Just as the gangster Bugsy Siegel stood in the deserts of Nevada and declared that one day they would become a gambling paradise, so too this weathered old woman, five-foot nothing in a floral dress, has a vision for her rural corner of Russia. She is an ethnic Russian, one of millions of people displaced by the collapse of the Soviet Union, from the Baltic states to central Asia, by political upheaval and military conflict in a pattern now repeated on a smaller scale in the Balkans.

In her case, this meant being caught in the cross-fire in the now stalemated conflict between Armenia and Azerbaijan. For most of her life, she lived in Azerbaijan. In 1993, her family decided they had had enough of living with bloodshed and left. They belong to a group of Molokan — "milk-drinking" — Christians, a small church of mostly ethnic Russians, many of whose ancestors have lived in the Caucasus between the Caspian and Black Seas since the time of Catherine the Great.

Like Bugsy, she has buckets of optimism, and sheer gall. Qualities such as these explain how she secured 850 acres of rich, if remote, land from the regional authorities of Tula, three hours south of Moscow, on which to settle with 30 other Molokans, including eight of her own family, and build a community.

Nor did she stop at that. After leaping on to her motor cycle, crossing a river, and rattling across a mud track to catch the Moscow bus, she returned with a GBP 33,750 grant from the British government, courtesy of the Foreign Office's Human Rights Fund. That donation meant Mrs Alexandrova's commune now has a new Siberian-built engine in one of its three tractors.

History has taken them full circle. Mrs Alexandrova and the villagers were industrial workers, reared to answer to the demands of the Soviet Union's central planners. She is an engineer; others worked in factories, making tyres and processing phosphates in Azerbaijan and Kazakhstan. Now they are back in Russia, working the soil with their hands, much as their ancestors did 400 years ago.

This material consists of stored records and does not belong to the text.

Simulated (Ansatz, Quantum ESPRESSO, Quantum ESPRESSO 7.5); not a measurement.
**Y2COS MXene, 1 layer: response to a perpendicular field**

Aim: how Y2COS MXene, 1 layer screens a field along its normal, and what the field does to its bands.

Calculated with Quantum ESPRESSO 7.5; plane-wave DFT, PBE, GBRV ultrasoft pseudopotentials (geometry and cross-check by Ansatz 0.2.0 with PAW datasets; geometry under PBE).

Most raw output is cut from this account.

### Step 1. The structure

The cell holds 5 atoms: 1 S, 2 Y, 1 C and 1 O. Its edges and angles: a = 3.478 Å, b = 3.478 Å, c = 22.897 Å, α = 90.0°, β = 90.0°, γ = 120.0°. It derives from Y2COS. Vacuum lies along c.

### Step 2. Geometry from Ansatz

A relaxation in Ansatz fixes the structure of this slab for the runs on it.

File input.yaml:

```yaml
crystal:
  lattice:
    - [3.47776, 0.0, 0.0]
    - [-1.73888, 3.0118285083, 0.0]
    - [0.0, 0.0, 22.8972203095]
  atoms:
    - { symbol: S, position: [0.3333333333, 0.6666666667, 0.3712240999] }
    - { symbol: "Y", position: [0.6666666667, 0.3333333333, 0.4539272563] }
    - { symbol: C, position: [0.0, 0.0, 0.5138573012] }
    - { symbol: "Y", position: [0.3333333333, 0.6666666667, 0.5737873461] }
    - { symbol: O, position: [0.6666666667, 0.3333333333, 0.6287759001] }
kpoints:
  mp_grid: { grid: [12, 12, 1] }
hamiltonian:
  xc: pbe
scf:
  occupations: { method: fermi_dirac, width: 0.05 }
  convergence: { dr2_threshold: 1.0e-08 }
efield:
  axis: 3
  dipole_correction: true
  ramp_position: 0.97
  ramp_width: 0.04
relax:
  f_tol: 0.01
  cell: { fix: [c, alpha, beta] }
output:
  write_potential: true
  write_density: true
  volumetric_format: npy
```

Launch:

The Molokans first emerged in the seventeenth century as Christians - mostly in rural southern Russia -- who rejected the supmacy of the Russian Orthodox Church. They balked at the more ornate rituals of Orthodoxy, centring their faith, often literally, on the Bible. To escape repssion by the tsarist system and later the Soviets, they spad out to the outlying reaches of the empire, particularly the Caucasus and central Asia.

Unlike the 20,000 Molokans in the US, most of whom live in southern California, they do not seem particularly devout, perhaps because Communist-enforced state atheism has corroded their knowledge of their faith. The Russian media, ever suspicious of the non-Orthodox, has depicted them as fundamentalists who do not smoke, drink or dance.

An hour around a laden trestle table was enough to explode that myth. "We don't mind if people drink a little," said Mrs Alexandrova, before draining several glasses of beer. A few yards away, the men of the village stoked up a barbecue, cigarettes clamped between their lips.

We asked if her dream would ever come true. "It is not a dream," she said, almost irritated. "It is a concrete plan. We have documents." She led us to the mouth of a rusty pipe, buried by grass. I dropped a coin down it. It seemed to take ages before we heard a sullen, shallow plop.

"See! We have already got water for our town!" she cried, "All we need is money."

INDEPENDENT 23/07/1999 P13



See: "Molokan Refugees in Berezovka, Tula"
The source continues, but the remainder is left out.